Rohingya refugee women hold placards as they take part in a protest at the Kutupalong refugee camp to mark the one-year anniversary of their exodus in Cox's Bazar, Bangladesh
Maggie Moore/USAID

By Nishan Kafle

Although the Rohingya of Burma have been subject to unrelenting government persecution for decades, it took an unprecedented form in 2017 when an estimated 530,000 Rohingya were violently driven from their home in Rakhine State in a military campaign that UN experts have called a genocide.

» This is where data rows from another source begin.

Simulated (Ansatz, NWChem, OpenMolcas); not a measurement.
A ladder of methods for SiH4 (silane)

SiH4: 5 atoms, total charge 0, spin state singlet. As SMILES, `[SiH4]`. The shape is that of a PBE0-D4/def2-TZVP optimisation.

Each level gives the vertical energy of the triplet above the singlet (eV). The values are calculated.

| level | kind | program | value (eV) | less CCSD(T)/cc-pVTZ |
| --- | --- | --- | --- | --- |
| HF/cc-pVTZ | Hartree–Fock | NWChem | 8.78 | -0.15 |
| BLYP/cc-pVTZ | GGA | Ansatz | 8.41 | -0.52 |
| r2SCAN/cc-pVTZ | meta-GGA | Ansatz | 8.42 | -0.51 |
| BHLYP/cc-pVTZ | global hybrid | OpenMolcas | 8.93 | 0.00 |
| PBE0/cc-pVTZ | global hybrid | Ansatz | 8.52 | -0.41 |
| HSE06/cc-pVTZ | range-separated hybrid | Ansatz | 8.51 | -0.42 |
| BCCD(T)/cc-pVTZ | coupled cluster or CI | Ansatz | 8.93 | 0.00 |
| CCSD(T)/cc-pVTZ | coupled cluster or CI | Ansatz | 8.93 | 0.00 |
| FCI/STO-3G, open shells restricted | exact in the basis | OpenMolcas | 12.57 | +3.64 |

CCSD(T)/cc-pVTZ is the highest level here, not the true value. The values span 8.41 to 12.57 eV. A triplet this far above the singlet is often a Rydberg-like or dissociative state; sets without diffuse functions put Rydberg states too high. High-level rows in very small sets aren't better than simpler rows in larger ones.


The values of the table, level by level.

South Asia is no stranger to forced migration. Between 1991 and 1993, more than 100,000 Nepali speaking Bhutanese—commonly known as Lhotshampas—were forced out of Bhutan into Eastern Nepal. This was the result of the “One Nation, One People” policy, adopted in the 1980s, which aimed to shield the majority “Druk” Bhutanese identity from any Nepali influences. As a result, a mass exodus ensued with thousands of Bhutanese forced out of their homes into Eastern Nepal. Nepal, already a poor country under a strict monarchy, was ill-equipped to deal with such a great influx of refugees. And so, the Bhutanese were forced to live in squalid conditions under constant discrimination from people with whom they ostensibly shared a language and tradition.